Risk: making an issue of control

Balance Sheet

ISSN: 0965-7967

Article publication date: 1 February 2000

430

Citation

(2000), "Risk: making an issue of control", Balance Sheet, Vol. 8 No. 1. https://doi.org/10.1108/bs.2000.26508aaa.001

Publisher

:

Emerald Group Publishing Limited

Copyright © 2000, MCB UP Limited


Risk: making an issue of control

Risk: making an issue of control

This issue takes as its theme the coming worries that are starting to nag away at the banking world. The problem with risk management is that it can seem like a tarpaulin in a gale. Just when you think you have one corner nailed down you notice, out of the corner of your eye, that another looks as though it is about to come flapping free. So we start with the bad news. Our new columnist, the famed Financial Times veteran observer, John Plender, takes a look at what he sees as the banking crisis to come. The enormous structural change taking place in European banking, he argues, is going to cause severe strain both on bankers struggling to keep risk management and internal controls in line and on regulators attempting to bring rigour to their supervision of the sector.

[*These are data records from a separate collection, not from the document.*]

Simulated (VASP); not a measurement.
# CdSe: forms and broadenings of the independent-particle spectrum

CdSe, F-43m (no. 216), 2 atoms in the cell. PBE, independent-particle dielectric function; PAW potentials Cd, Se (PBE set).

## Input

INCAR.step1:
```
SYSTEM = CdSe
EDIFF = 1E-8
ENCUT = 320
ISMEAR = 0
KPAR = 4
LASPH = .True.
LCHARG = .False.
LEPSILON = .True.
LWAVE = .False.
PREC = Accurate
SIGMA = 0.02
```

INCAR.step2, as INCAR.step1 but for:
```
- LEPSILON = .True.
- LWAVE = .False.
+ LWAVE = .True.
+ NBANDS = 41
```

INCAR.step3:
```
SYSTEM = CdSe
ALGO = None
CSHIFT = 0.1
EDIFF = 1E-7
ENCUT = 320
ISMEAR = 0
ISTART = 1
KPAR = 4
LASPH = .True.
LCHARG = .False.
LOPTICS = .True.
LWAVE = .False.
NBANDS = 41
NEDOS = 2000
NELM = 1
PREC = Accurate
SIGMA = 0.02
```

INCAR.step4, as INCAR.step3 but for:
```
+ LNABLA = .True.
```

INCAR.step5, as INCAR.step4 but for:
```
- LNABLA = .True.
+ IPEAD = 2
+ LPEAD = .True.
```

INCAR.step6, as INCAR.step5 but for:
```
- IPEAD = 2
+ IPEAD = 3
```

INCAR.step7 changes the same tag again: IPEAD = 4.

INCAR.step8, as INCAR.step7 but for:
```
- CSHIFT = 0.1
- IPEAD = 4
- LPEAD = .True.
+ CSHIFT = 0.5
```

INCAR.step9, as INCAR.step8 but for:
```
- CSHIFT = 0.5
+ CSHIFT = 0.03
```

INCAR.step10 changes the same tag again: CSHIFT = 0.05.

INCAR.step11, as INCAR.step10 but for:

To add to the wary prognosis which Plender puts forward we then have an assessment of the latest research from Deloitte & Touche on how international investment banks see the risk management pitfalls ahead. Over the last year banks have suffered from international turbulence. And they have realised that the risk management techniques they had installed to ward off losses have not been as successful as they had originally hoped. Now, as the survey reveals, banks are turning to new techniques to protect them from the troubles which they think may be just over the horizon.

Modelling business risk is the key process in such markets. And in this issue Andy Winterton of Bank One takes a look at how the skills have developed in recent years and examines how effective they have been. Then he assesses the latest methods and warns against misinterpretations.

The International Federation of Accountants (IFAC), the global body for the accounting profession, was so worried about the state of risk management that it recently commissioned the world's biggest firm, PricewaterhouseCoopers, to produce a report on how banks should be dealing with the disciplines required. Chris Cooper is a global partner with the firm and is based in Sydney, Australia. As one of the authors of the report he has put together an incisive piece looking at what the report discovered and what actions it recommended that banks take in the future. Complete with a case study involving the Royal Bank Financial Group it links the whole process in with the key management objective of our time ­ shareholder value.

One bright spot in the business is the remuneration that skilled professionals can command in a growing market which still finds the right skills in scarce supply. International recruitment consultants, Robert Walters, have compiled an exclusive global survey for us.

For many organisations around the world recent years have seen a wave of enthusiasm for the implementation of control self assessment as a risk management technique. Vicky Kubitscheck of AEGON UK, the holding company for Scottish Equitable, provides a practical guide to implementing just such a system in a financial services organisation.

The rise of the credit derivatives market has been rapid and its significance can sometimes be hard to grasp. Margarita Michail of Monis in New York has provided a quick catch-up guide complete with a prognosis of what the future holds for the market.

Meanwhile Dr Joseph Mariathasan, secretary of the UK Asset & Liability Association (ALMA) and director of product development at Morley Fund Management, takes a look at the use of derivatives by insurance companies and provides a guide to what is best for whom.

One of the problems faced by managers in the risk management market is often how you bring the most senior management on board. Adrian Belton, director of group operational risk with Barclays Bank, has recently been thinking this problem through and he provides a guide to 'getting risk managers to the top table'.

And finally, in Offshore, our feature which takes a sideways glance at the business, David Damant, the veteran analyst and long-term observer of the derivatives scene, provides the scenario for the utopia to come: 'We are in the presence of a revolution so dramatic that the entire financial future of the world will be changed', he suggests. But then, returning to our theme of the risk ahead, he does wonder whether chaos might not be the end result after all.